Shiloh Farm School
1952 to 1963
From “Find and Connect” website
Care Provider, Children’s Home, Farm School, Home, Protestant and Youth Training Cent
Shiloh, in Broomehill, south of Katanning, was a farm school for up to 16 boys who were wards of the State, referred by the Child Welfare Department. It was run independently by Mr and Mrs Beck on their farm, ‘Langwell’. Boys went to school on the property. Shiloh’s aim was to reform ‘delinquent’ boys through long-term placements and the development of farm skills. Shiloh closed in 1963.
In a 1963 education thesis (p.65), Lawrence Whitmore described Shiloh in some detail. The home, he wrote, was large with ‘numerous bedrooms’ and the property was completely unfenced, so that there was no physical force barring an inmate’s escape, if he wishes to make such a move. The boys who were placed at Shiloh by child welfare authorities were all considered to be ‘delinquent’.
According to Whitmore (pp.69-70) 53 boys had been sent to Shiloh in the ten years since it opened, there had rarely been more than 16 boys housed there at any one time, and some boys had been there for more than eight years.

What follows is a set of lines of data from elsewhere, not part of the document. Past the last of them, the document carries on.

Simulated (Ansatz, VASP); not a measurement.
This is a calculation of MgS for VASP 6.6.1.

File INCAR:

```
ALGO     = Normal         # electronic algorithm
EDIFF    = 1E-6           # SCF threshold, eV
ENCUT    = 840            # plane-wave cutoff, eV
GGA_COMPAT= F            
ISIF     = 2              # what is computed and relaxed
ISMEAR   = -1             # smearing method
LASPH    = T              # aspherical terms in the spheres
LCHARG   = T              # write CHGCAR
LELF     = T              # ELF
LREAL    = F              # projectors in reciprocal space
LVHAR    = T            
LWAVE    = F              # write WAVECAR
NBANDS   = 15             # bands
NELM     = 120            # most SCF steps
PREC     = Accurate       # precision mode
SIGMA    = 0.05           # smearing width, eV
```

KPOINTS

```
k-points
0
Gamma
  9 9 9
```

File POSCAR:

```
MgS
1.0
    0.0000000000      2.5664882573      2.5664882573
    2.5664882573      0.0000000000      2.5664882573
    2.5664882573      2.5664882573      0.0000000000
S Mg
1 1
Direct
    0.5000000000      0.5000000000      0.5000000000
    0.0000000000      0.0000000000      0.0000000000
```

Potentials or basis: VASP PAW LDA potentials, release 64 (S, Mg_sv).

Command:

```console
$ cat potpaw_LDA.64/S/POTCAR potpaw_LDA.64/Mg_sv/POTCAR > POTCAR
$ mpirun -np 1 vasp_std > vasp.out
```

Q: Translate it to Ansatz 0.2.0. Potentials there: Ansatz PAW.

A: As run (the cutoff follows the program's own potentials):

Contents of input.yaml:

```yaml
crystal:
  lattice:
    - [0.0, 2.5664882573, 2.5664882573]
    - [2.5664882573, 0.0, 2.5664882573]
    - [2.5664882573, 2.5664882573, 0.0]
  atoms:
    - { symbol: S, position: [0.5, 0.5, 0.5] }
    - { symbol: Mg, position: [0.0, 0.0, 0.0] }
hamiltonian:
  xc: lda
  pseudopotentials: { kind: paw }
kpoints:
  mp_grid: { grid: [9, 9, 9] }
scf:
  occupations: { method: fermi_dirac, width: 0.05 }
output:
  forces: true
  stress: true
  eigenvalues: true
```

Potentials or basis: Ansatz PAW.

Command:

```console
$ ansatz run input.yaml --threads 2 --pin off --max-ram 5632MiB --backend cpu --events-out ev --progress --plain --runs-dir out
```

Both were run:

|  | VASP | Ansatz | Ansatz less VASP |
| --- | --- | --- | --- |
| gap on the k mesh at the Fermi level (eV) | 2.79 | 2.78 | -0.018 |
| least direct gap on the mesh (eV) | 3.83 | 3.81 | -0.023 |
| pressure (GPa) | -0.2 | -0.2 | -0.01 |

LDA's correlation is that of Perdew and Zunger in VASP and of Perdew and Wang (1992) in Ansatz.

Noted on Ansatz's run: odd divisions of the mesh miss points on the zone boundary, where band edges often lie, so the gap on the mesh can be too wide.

Shiloh was run by Mrs Beck on what Whitmore (pp.70-77) described as Christian principles, being: companionship (friendliness); acceptance; security (‘the majority of those sent to Shiloh know what it is to feel insecure’); disciplining, consisting of ‘reasonable limits’, ‘consistent application’, ‘punishment… is designed to fit the offender and the offence’, and ‘self-control’; faith, including ‘morals and religion’. It was a Protestant organisation, but accepted children from all denominations.
Boys attended a school on site and were actively engaged in all aspects of farm work.
Shiloh Home, 1963
Student adding poultry to the menu
Teaching a calf to drink. All part of the boys work at Shiloh
FROM MEMBERS
BROOMEHILL HOMESTEAD
From Ruth Griffiths (via Merilyn Stewart’s Gnowangerup History)
Yes this is Langwell; John went to this house for 3/4 years for schooling, with some of his brother’s, it was a boarding school for State Wards and children from remote farming areas which, at the time, John and his brothers were from Mongup near Borden and no school buses. Langwell became Shiloh. Norman Henry and Alice Beeck ran the boarding school. They also had a very excellent Merino stud (Collinsville Blood).
From David Kindred (via Merilyn Stewart’s Gnowangerup History)
The School part was known as Shiloh. Ron Carmody was a teacher and played football for Broomehill. The students used to be involved in our (Broomehill) sports namely Pat Chuck and Frank Leonard who I recall.”